Bella Hadid at Cannes 2021 wearing the Schiaparelli ‘Lungs Dress’. Source: Harper’s Bazaar
Zendaya wearing Roberto Cavalli, 2021. Source: Bones Brigade: Skeletons in Fashion | Vogue
Schiaparelli has led the way for other designers to explore how the internal can become the external in fashion design. We have seen the boning of corsetry and lines of piping whose stiffness reminds us of skeletal structures and of literal configurations inspired by anatomy. Elsa Schiaparelli’s “Skeleton Dress” from 1938 is just one such example of the skeletal system mapped onto fabric, with trapunto quilting outlining the ribs and the pelvic system atop a matte-black silk, skintight evening gown now housed at the V&A Museum. Other designers, such as Alexander McQueen and Iris Van Herpen, have taken this x-ray vision of design and created their own renditions of the skeleton dress, from punky to ethereal. These designs have captivated fashion audiences and wowed on the runway and red carpet alike.
Iris Van Herpen Fall 2022 Couture. Source: Bones Brigade: Skeletons in Fashion | Vogue
It is not just the skeletal system, however, that can inspire these material incarnations of anatomy. We have seen the likes of Robert Wun utilise materials and structure to emanate different elements of anatomy. Beyond fleshy tones, the fabrics drape and tier as if they were layers of skin being peeled back from muscle, recalling the visuals of old Renaissance paintings; the body like a martyred saint or vanitas scene, set for consumption. Wun’s Haute Couture “Time” for Fall/Winter 2024 explored the place of memory and materiality, mapping the journey into and through the body as each piece walked down the runway. Opening with a stunning evening gown covered in multi-coloured crystals, featuring a solar system print and a hip-length veil, the first dress was intended to represent the first fall of snow in winter. Exhibited on a darkened runway and with the model’s arms outstretched, the experience was ephemeral and alien, representative of the soul. Followed by a gauzy flesh-toned dress with a mask of a human face atop the model’s head, the Dune-like dress perfectly captured the looseness and textural draping of skin, and the shell we exist within. The viscerality of the body was then captured perfectly by a structured red dress with padded inserts and layered pleating, which was almost uncomfortably textured to look like the muscular structure. These ephemeral creations explored the body's unravelling as it moves through time and space, making the show feel like an exhibition at an observatory or a science museum. When the body is stripped back and beauty begins to wane, the gracefulness of fabric choice and sartorial ingenuity gives way to the processes of life, death, and decay.
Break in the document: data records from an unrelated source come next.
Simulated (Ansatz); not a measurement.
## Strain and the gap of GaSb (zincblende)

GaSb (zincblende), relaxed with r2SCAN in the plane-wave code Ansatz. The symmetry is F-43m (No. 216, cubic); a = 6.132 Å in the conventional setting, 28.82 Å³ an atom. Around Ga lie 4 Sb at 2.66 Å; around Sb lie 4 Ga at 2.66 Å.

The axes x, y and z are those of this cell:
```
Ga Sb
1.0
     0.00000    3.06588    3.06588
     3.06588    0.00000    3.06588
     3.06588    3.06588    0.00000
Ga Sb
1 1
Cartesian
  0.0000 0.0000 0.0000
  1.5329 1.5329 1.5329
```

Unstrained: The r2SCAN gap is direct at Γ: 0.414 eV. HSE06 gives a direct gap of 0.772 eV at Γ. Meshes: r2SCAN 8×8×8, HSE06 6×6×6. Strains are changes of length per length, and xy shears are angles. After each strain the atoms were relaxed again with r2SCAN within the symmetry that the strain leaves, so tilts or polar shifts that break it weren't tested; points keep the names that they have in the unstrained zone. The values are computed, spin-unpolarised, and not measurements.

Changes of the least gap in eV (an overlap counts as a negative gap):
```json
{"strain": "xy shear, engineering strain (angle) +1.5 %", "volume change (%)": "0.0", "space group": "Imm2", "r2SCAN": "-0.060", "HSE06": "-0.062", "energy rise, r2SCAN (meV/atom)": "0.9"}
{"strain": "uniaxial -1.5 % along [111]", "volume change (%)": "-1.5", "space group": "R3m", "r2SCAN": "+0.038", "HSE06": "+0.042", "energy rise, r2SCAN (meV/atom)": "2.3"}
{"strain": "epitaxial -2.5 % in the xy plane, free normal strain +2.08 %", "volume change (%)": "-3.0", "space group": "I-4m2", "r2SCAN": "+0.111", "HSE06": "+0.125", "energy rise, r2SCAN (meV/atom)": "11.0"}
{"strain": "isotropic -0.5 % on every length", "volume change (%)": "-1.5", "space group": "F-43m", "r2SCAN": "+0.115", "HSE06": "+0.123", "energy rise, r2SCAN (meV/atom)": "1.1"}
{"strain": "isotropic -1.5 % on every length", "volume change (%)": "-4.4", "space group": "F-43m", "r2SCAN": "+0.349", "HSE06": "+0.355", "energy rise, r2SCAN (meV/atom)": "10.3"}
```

Robert Wun Haute Couture Fall/Winter 2024 Collection entitled “Time.” Source: FAULT Magazine
The experience of viewing these pieces was as crucial as the pieces themselves. Moody lighting and edgy music contributed to exploring how humans naturally respond to the body. We intrinsically have a morbid fascination with blood, gore, and viscerality, but these designers show that there is also a strong sense of beauty in the raw and exposed body. There is a luxurious quality to the rich materiality of these creations, particularly through bold, definitively recognizable colours or textures, conjuring words such as ‘ephemeral’ or ‘sensorious’ and captivating audiences through the experience of movement and carnality.
Stitching lines reminiscent of veins that map their way across the body, padding and pleating that echo the folds and textures of flesh and muscle. All aspects of fashion materiality can echo that of the human body. And yet, some designers grasp this embodied feeling, using their designs to explore hidden parts of the human form and to leverage our innate fixation on the body to create living art. These designs are art and sculpture incarnate. By layering material over the subject matter, it can be easy to question whether this layering is actually more revealing than regular couture designs, proving that inspiration can come from every aspect of human creativity and exploring how internal beauty can become external and universal.